Rise in Multiracial Americans May Abolish Identity Politics

May 28, 2009

(ChattahBox)—People in America identifying themselves as multiracial is a growing phenomenon, with recent census estimates indicating a 3.4 percent increase, making up a group of at least 5.2 million in the United States.

With multiracial golfer, Tiger Woods leading the way, an increasing number of people of mixed race are choosing to self-identify themselves as multiracial, instead of choosing one race, such as Black, Asian or Hispanic.

Mega star golfer Tiger Woods started the trend toward acceptance of multiracial identities, by refusing to be pigeonholed as Black, referring to himself as “Cablinasian.” Woods can point to an ancestry of Caucasian, African-American, Native Indian and Asian. President Barack Obama of Caucasian and African ancestry is referred to as the first Black president, but he refers to himself as a “mutt.”

Hollywood, as well as the music industry is filled with artists who refer to themselves as multiracial, such as Vin Diesel, Alicia Keys, Jennifer Beals, Mariah Carey and numerous others.

Multiracial Americans are one of the fastest growing minority groups in the United States and the trend away from identifying with one racial identity has future implications for the way Americans look at race.
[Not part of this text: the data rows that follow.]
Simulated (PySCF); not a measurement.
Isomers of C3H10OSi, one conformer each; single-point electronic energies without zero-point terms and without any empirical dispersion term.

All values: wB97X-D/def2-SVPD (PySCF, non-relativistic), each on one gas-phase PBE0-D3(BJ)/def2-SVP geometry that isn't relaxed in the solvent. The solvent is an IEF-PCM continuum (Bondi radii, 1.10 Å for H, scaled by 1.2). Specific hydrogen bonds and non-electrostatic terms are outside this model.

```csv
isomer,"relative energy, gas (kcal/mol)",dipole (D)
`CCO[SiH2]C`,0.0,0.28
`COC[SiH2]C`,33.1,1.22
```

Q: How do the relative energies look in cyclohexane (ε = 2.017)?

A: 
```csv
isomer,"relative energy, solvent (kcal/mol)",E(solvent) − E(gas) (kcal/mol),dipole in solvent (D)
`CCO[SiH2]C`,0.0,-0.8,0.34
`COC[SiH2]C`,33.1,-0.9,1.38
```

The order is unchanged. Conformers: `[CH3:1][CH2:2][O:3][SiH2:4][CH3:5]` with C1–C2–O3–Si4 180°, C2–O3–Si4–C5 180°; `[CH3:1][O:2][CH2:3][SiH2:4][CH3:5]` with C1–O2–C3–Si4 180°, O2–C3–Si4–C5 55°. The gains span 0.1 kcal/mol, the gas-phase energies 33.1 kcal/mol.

The 2000 census was the first official accounting of Americans that offered the option to check off more than one designation for race, and the results showed that multiracial Americans now make up at least 5 percent of the population. That number is expected to increase in the upcoming 2010 census.

There is currently no single multiracial category, but that may soon change.

With the recession among other factors, slowing immigration, multiracial identification is much more likely as different racial groups intermarry.

What does this racial shift mean to the future growth of minority populations in America? Perhaps racial distinctions may soon disappear altogether, as we become more of a homogeneous society. Identity politics, which are currently important to pollsters and politicians, may lessen in importance.

There may come a day in the not so distant future of the complete absence of race as an issue in politics.

As the trend towards multiculturalism forges ahead, some growing pains may result, such as a distinct shift in conventional outlooks on minority rights. Self-identified multiracial persons may lose their status as a minority, resulting in the loss of certain advantages in education, employment testing and other areas.

All of these issues will come to the forefront as the demographic group of multiracial people increases in the next two decades changing the face of America.